On the Hill, people like to compare Boehner to Mad Men’s Don Draper. The point is that he’s of another era, fond of cigarettes and pretty women and cocktails (or Merlot, in the speaker’s case) yet in some ways forever a fifties square. As a businessman, Boehner was even in plastics, the very prospect of which made Dustin Hoffman’s character in The Graduate do a face-plant in the family pool. Boehner was roughly the same age as Hoffman’s character in 1967. Boehner, though, didn’t have the same luxury of contempt. His parents didn’t have a pool and couldn’t pay for college.

The real reason that Boehner is so reminiscent of Don Draper has little to do with booze and cigarettes. It’s that he’s a creature of his own invention—and, like Don, carries both vestiges of where he came from and an unabashed taste for the stuff he’s earned. In Washington, Boehner may seem like an improbable speaker—too laid-back for the job, devoid of the hungry striver’s metabolism one finds in so many politicians. (“Born with extra glands,” as Jack Valenti once said of LBJ.) But Boehner does have it, if you look at where he started and where he is now. He grew up the second of twelve children, in Reading, Ohio, in a house with just two bedrooms and one bathroom. His dad owned a bar, Andy’s Café, and John, like most of the kids, wound up working there in some way or another until he left the house.
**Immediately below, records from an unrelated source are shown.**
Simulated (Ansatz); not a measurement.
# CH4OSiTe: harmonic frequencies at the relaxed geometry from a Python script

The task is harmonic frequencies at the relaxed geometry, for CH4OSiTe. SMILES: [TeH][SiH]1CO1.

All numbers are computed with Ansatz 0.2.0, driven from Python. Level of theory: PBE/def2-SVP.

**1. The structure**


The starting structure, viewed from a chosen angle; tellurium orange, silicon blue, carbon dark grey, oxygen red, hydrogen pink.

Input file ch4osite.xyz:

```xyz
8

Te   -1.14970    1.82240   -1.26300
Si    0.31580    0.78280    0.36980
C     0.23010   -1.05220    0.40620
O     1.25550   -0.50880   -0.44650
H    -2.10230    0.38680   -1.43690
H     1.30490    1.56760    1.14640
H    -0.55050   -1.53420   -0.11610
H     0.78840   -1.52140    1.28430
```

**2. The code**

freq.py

Most of Boehner’s siblings remain clustered around Reading. Boehner was one of just two to get a four-year-college degree, much less leave the state. “John had more ambition than the rest of us,” says Stephen, the third Boehner, born one year after John. “If he wanted a nicer car, he went out and got a nicer car.” The speaker’s ambition showed up mostly outside the classroom. He was willing to take a lot of extra jobs to upgrade his life—as a roofer, a janitor, a detailer of cars. He always dressed nicely. “Always, John wanted to look good,” says Vanden Eynden. “I don’t think he even wore blue jeans much. He wore cologne.”

Boehner may sometimes appear weak and passive. But beneath that passive exterior, he, like many self-created people, is exerting a great deal of unseen energy trying to preserve himself. From nearly the moment Boehner arrived in Congress in 1991, it was clear that he wanted to be speaker, probably for the same reasons he wanted a nicer car and better clothes: Up was the place to go, his natural trajectory. In 1994, he was voted chairman of the House Republican conference, and quickly became known as one of Gingrich’s craftiest lieutenants, regarded almost as warily as Eric Cantor is now. When Newt was forced out in 1998, Boehner was the only one in leadership to be taken down with him—that’s how treacherous he was considered—and out of leadership he stayed until 2006, when he returned as majority leader.

This experience makes Boehner a rare breed in Washington, one of the few politicians who know what it is to lose power but remain on the job. He had to find a means to occupy himself and save face—which by all accounts he did, becoming chairman of the House’s education committee and passing No Child Left Behind with Ted Kennedy, but the experience clearly stung. And the question is: Could Boehner bear losing his leadership position again?

It seems unlikely. The speaker’s golfing and dining with lobbyists may be the stuff of cliché, but they’re also his life; this is what he does, who he is, what his existence has become. Unlike Dole (who was educated on the G.I. bill), he didn’t enter government with much sympathy for it, and he’s not the party’s heir apparent to the presidency. There’s nothing left to reach for. So this is the gripping drama taking place in Washington this summer: a slow-motion tragedy of a man forsaking everything for a lousy job, a job that no sane outsider would ever want, but that he can’t afford to lose.